Why are keywords important?
The most crucial goal of any SEO strategy is to be where search happens, in other words, making sure you are visible wherever your targets are looking. The basis of search are keywords, which are search terms that are relevant to your topic of interest. Choosing the right keywords makes you visible to the right people at different customer journey stages. Before you can jump into any other aspect of SEO, creating a good keyword strategy is essential in guiding all of your future actions.
What is a keyword?
A keyword is simply a search query relevant to your SEO goals. They can be as simple as a single word to as complex as genuine questions, which may be confusing because those questions are considered a single keyword (as opposed to paid search, where each word in a search term is regarded as a keyword). These search queries that include questions and other terms over three words are known as long-tail keywords. Branded keywords include your or a relevant company’s brand name, while generic keywords are not about any particular company or person, but they can still be specific. A good keyword strategy consists of branded and generic keywords of all sizes.
How do you conduct keyword research?
Keyword theory can seem as easy as picking words that you feel are relevant to your industry, but that won’t cover all of your bases. A strong keyword strategy focuses on many different search terms and phrases that revolve around the customer journey, so getting into the customer’s head by studying their behavior is an excellent place to start.
There are many different ways to find out what resonates with your target, but one of the most tried and true methods is to develop an empathy map. An empathy map lays out what the target says, thinks, does, and feels throughout the customer journey. Getting as many people in your organization involved in this exercise is essential. While you could probably do an empathy map by yourself, your insights will be so much deeper with a multi-departmental view. The most valuable insights will undoubtedly come from the sales and support staff since they are most exposed to customer pain points and can offer many great keyword opportunities.

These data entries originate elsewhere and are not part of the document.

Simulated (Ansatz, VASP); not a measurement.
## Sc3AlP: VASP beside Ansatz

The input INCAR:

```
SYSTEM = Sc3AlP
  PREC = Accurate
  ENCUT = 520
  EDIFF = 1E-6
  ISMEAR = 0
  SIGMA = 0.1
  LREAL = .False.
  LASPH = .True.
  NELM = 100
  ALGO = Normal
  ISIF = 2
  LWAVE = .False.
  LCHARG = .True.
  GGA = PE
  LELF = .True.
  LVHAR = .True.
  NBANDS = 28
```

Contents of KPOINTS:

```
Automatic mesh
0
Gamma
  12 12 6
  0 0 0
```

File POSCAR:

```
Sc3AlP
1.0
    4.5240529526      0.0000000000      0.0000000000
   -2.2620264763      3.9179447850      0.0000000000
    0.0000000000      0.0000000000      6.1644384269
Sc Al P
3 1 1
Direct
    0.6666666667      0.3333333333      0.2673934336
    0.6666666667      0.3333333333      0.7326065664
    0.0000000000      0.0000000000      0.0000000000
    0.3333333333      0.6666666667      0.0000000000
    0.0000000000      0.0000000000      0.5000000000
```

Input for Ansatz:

With your empathy map in hand, you can now develop an experience map, which essentially maps a customer’s journey. This journey starts before customers even discover your offerings; it begins with finding an unmet objective. From there, you need to map out the different phases your customers will go through; a good template is segmenting the journey into awareness, consideration, acquisition, service, and loyalty phases. However, these phases can vary from task to task; for example, a customer shopping for a new car may have a journey that includes more research phases like consideration, exploring, and testing, without a loyalty phase (since customer loyalty is not as significant in the car market). However you divide the journey, each step will have different touchpoints where your organization interacts with that customer; using the empathy map, you can shine some insight into whether each point is painful or joyful.
Once you have completed your experience map, you have a deeper understanding of your customer and what they go through. Now to get you to relate more deeply with your potential reader, creating a persona will significantly help. By putting a face to who your readers are, you can imagine yourself presenting the information to them; this will help determine if the content will resonate with them. In your persona, you should include demographic information you feel is relevant, like age, income, and gender, but don’t let these limit you. Your persona should also focus on how the customer feels during the pain and joy you discovered; doing this will help you understand what deeply resonates with your audience.
Interpreting your findings
After you have your persona developed and the customer journey written out in the experience map, you can start discovering opportunities for keywords. Use the pain points you found in your experience map, and realize that each of these hints at problems people will be trying to solve using search. Think of the frustrations you discovered in the empathy map; each has related keywords that users will be entering into search. While creating an experience map and persona, you should always write down any keywords you might reveal throughout the process. As mentioned before, keyword strategy can be as simple as picking words you feel are relevant, so keep track of anything you think will hit while going through the process.
How do you pick the best keywords?
Not all keywords are equal; some can be more competitive, while others may be neglected. Now that you have a list of keywords that you know resonate deeply with your audience, it is time to evaluate whether those keywords present an opportunity. When thinking about keyword opportunities, one should focus on two areas: the number of people searching for that keyword and solid authority in the search results. There are various tools that one can use to gauge the popularity of a keyword; one free tool is Google Trends (pictured below) which has a 100 point scale that represents search volume through an interest in that keyword. Figuring out the competitiveness of a keyword requires a more holistic approach; first, you need to figure out who the authorities are on the topic of your website. Once you have a decent list of about ten to twenty, enter your search term into Google and see how many of those authorities are in the first few results; if you see too many, then it’s safe to assume that it’s a competitive keyword. The goal is to find relevant keywords with decent search volumes and low competition.
How do I keep up with keywords in the long run?
Once your fully comprehensive keyword list is complete, always keep in mind that this list can and constantly should be updated. What resonates with your audience today can be the complete opposite tomorrow. That is why you should save time periodically to assess your understanding of the audience and adjust your data accordingly, then update your keyword strategy if necessary.